Yes or no leads to logic in well- accepted rationality, needing however taboos to exclude clearly existing non-rational phenomena. Black and white leads to sharp contrasts not always appreciated in arts and design and still lesser in colorful expression, and now largely rejected in colonialism and racism. Zero and one became the main fundament of modern computers and digitization enabling precise work but intrinsically not allowing to learn expression of feelings like joy or enthusiasm. Fight or flight became deciding for coping with singular situations like catastrophes, war and death, what to a large extent depends on tiny speed differences and certainly cannot be measured by counting steps of a certain more extended size. To Be or Not To Be – that is the famous question brought up by William Shakespeare.
Asian countries certainly feel themselves in a better position thanks to their deeply enrooted feeling for holism and the ability to sense small differences in the surroundings and to quickly react accordingly. These senses by far exceed the possibilities of pure rationality – a fact often little conscious to Western observers and especially to tourists visiting those remote areas hopping between largely different continents mainly for pleasure with their compatriots. Holism means weighing between slightly slightly different amounts of something – but what?
What is important – what is more important – is that the question? Language could be revealing or at least give hints. The German word “wichtig” just means measuring by weighing, but the English equivalent implies import – something coming in from outside. The difference between weighing and weighting is also a “smooth operator”.
A retired European scientist not only experienced in sciences, but at least learning several languages in his life and such an allegedly difficult Asian language like Thai still at an age of roughly 75 years disguised more and more as a so-called khlongraven. The designation derives from the channels of Bangkok that similar to Venice served as arteries pumping goods like blood through those cities and thereby creating a common feeling for community with high sensitivity for small differences in whatsoever. Is it just that what now would be needed in Western societies too proud of their economic successes? More and more the feeling is growing there that possibly exaggerated rationality as main basis of such success could miss essential parts of something almost forgotten – but of what?
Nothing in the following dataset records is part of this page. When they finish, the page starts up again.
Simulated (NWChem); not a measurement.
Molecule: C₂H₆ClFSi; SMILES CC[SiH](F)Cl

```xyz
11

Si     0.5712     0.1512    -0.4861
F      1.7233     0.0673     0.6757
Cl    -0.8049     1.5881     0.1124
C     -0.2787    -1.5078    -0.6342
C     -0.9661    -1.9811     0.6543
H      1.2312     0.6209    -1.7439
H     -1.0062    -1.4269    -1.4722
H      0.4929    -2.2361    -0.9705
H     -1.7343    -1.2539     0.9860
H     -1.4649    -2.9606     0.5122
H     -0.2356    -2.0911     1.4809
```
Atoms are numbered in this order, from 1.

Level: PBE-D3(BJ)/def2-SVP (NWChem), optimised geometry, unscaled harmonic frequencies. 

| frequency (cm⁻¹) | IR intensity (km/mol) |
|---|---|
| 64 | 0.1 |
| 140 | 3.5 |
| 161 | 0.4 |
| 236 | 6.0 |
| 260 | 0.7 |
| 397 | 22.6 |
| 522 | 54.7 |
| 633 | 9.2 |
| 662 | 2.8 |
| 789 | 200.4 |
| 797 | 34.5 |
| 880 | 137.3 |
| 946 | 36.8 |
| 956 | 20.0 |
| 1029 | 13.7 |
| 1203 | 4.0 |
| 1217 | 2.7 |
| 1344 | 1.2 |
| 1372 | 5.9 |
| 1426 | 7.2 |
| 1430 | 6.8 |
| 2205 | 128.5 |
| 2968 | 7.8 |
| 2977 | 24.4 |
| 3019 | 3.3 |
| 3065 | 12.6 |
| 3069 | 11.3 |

The strange Raven after being forced to return to Europe by dwindling democracy in Bangkok rubbed his formerly pretty sharp eyes and saw on everywhere prevailing pixelated screens at many events showing up as leading representatives mainly men clad in black suits with a tie that remembers modern people in culturally different parts of the world rather to a penis. But this word is forbidden especially in this context by a taboo stronger than in most despotic former societies. Nobody contested it except initially a few green-clad leaders soon also silenced by the majority.
The Raven came from a country enjoying or, depending on the respective group, detesting a pretty active sexual life under in Western eyes undesirable conditions – even between elder men and younger women and not seldom twice a day regularly. Did just sexuality make up for the very visible difference of daily life in Bangkok and Berlin? It soon came out that other assets were at least equally important. Downtown Bangkok is notorious for air pollution between the skyscrapers serving as well for working as for living for people attracted by modern American-style business and capitalism. Large parts of the remaining population and also the Raven lived in the mainly Thai suburbs where ancient temples remained largely untouched by the bad air downtown. He frequently liked following the traditional habit of leaving the city for either the coast and islands or for the interior country with vast rice fields or jungle wildlife reservations.
Not only lifestyle appeared attractive there. More and more first in Asia and then after return to Germany enforced by repressive new dictatorship in Thailand he felt attracted by modern philosophy. Increasingly he began asking himself what might be the essence of modern philosophy and to question both words – modern and philosophy thereby getting interested in metaphilosophy.
As scientist and especially as physicist modern meant not just recent times, but especially included the dualistic view of particles or waves first introduced in the wake of quantum-mechanics. This was in agreement with uncertainty or, in simpler largely correct words, with transparent borders. These, however, also showed up in biophysical work on membranes which proved not to be sharp separations but transition areas with important properties as, for instance, photosynthesis.
Having lived in Asia philosophy not just meant logic and rationality or cognition and processing by the human brain. The other parts of the body and their associated abilities were equally appreciated. This mainly refers to feelings and fitness attributed to the upper body, power and sexuality attributed to the abdomen, and activities and mobility attributed to arms and legs. It is in agreement with actual concepts of nature and culture connected by smooth transitions.
The public interest for such considerations seems minimal as opposed to own convictions. This conflict especially could arise from and affect the role of institutions in modern societies, which largely rely on the idea of maintaining tight borders as well around themselves as between territories. It also questions the strict delimitation of parties and similar public organizations thus giving preference to more transparent institutions under the heading of movements.
This could cause us to understand the hesitant position of all those people possibly affected by such concepts which in own view would however mean essential progress towards a really modern philosophy nowadays meriting this designation. Philosophy had lost large parts of its appeal what seemingly was welcomed by religious circles. Religion and philosophy, despite all intentions to unite them, remain to a certain degree opposed to one another. The above described intentions can, of course, be conceived as support for further secularization.
The first step needed might be to free philosophy from the tight ties to institutions by controlling, teaching and examining it. Not all but many universities appear to be guilty in this aspect. Modern nomads could help to fill these gaps.